Reviewed by Dennis Schwartz

A florid neo-realist melodrama that plays like film noir, but quite deftly blends in romance, comedy, music (be-bop interludes), suspense and keen social observations. It’s shot in sparkling black and white by the renown Egyptian filmmaker Yousseff Chahine(“Saladin”/”An Egyptian Story”/”Alexandra Encore”). This was Chahine’s break-through film, one that was panned upon its release and then banned for decades by the censors. Much later it was re-released and declared by some as a masterpiece. Its later discovery put Chahine on the international map for filmmakers.

Chahine also stars as Qinawi, in a powerful performance as the pathetically insane station newspaper seller, who is sexually obsessed with the brash and sexy illegal soda vendor Hanouma (Hind Rostom). She rejects the impoverished and homely Qinawi’s advances and laughs off his ridiculous marriage proposals, while using their friendship to hide her bucket as she runs from the station police trying to catch her in the act of selling soft drinks without a permit. The temptress is engaged to the burly macho station porter Abou-Serib (Farid Chawli), who is looking forward to a bright future with his feisty bride. Meanwhile the porter has his hands full trying to organize a workers’ union while also planning for a proper marriage by having enough money for the wedding ceremony. When Qinawi’s obsession gets out of hand, his fixation on Hanouma becomes dangerous as the rejected loser vows to kill her if he can’t have her.

It’s a dark pic, set entirely at the busy main Cairo railway station. Chahine’s atmospheric chaotic railway station sets the tone to depict an Egyptian society in flux. The misfit crippled resides in a makeshift shack by the tracks, that has bikini-dressed western women as pin-up cutups plastered on his walls. Rostom engagingly plays the childishly cruel flirt who drives the crippled crazy because he can’t have her no matter how much he lusts for her and no matter if he offers her his mother’s valued expensive necklace or his promises of providing security, a house and family for her. The porter is the third leg of the triangle, a figure of the ambitious working-class trying to make a career that pays enough wages so he has a respectable life.
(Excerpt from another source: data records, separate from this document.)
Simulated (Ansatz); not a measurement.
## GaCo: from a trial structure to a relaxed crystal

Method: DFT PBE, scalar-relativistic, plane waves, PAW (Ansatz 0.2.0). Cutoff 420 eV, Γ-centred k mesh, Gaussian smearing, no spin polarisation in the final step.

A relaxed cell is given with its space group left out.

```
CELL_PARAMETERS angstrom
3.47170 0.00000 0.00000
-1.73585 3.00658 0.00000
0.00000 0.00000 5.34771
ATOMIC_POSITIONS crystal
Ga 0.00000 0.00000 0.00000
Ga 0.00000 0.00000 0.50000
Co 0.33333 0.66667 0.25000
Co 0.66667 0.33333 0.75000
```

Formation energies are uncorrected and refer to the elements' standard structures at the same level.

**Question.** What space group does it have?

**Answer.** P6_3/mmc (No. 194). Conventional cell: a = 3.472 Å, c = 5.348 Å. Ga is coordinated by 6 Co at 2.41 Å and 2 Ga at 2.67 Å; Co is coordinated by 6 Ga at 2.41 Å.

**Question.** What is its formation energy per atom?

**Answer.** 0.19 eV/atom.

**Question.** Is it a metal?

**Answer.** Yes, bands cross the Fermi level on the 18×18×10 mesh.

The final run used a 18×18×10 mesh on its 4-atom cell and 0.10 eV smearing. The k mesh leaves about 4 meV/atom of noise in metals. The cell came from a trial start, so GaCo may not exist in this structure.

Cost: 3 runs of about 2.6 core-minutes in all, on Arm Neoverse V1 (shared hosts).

What’s, perhaps, most admirable, is that Chahine’s film surprises by filling the screen for an Arab movie with so many sexually suggestive scenes and such a vivid portrayal of a psychotic mentality by the rejects of Egypt. I think it’s easy to over-rate the film because of those surprise glimpses at the disenfranchised Egyptians who are invisible in the under-belly of Egyptian society and thereby pass over some of the film’s more awkward storytelling moments.

REVIEWED ON 6/26/2013 GRADE: B+

Dennis Schwartz: “Ozus’ World Movie Reviews”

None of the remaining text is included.